I was given a basic idea of what my friend was hoping for in her hand-tied flannel blanket; size, function, washability, etc.  She also bought and provided me with the following:

Baby Yoda Fabric

Receiving these supplies was actually really helpful for one big reason outside of the obvious....it limited my choices and options!

Having too many options when determining HOW to make something, can make it overwhelming and much more challenging!

I received 10 yards of fabric and that is what I have to work with....each side will be made with 5 yards, duvet-cover style.  Decision made.

I will use polyester quilt batting, double thickness.  Decision made.

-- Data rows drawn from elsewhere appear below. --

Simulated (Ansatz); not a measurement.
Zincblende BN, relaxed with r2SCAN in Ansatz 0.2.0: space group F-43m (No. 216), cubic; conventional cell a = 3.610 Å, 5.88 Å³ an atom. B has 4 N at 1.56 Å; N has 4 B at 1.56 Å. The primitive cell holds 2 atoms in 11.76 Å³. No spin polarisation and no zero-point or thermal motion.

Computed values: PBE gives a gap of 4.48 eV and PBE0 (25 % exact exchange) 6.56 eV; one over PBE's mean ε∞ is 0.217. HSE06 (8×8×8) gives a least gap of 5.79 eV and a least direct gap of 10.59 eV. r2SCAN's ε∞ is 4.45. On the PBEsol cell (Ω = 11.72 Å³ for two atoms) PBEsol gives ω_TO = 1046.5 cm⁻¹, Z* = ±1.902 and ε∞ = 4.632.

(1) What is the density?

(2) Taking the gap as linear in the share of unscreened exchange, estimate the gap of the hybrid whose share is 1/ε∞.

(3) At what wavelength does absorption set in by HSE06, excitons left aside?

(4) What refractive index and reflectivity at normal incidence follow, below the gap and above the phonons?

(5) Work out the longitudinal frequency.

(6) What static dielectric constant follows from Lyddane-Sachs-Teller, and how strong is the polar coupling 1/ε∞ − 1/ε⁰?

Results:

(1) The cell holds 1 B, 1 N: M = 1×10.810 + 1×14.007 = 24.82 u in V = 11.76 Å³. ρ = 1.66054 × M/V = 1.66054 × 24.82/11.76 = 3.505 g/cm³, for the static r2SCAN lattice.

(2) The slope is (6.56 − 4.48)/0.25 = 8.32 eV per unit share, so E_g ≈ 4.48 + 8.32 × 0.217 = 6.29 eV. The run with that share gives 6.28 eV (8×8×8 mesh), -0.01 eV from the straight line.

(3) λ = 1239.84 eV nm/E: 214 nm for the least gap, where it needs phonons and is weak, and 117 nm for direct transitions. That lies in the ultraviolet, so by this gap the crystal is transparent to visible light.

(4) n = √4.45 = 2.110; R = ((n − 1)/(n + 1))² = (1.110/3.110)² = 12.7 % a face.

I will tie the quilt with yarn.  Decision made.

See how great that is....I'm liking this process!

Determining your fabric needs...

10 yards = 85 W x 88 L

Using the 10 yards of fabric I was provided (5 yards for the front and 5 for the back), the finished blanket will be 85 inches W x 88 inches L.  We will use a 1 inch seam allowance.  There are 3 sewn seams across the width (88 inches -3 inches = 85 inches) and 2 sewn seams across the length (90 inches -2 inches = 88 inches), which is how we ended up with this finished size.

See the diagram to the right.  The dashed line in the middle depicts the seam joining the two panels together.  This forms one half of the blanket.

Hand-tied blanket diagram for 88 x 90 size
Fabric needs for a 85 W x 88 L finished blanket

It is quite easy to modify the size of your finished blanket.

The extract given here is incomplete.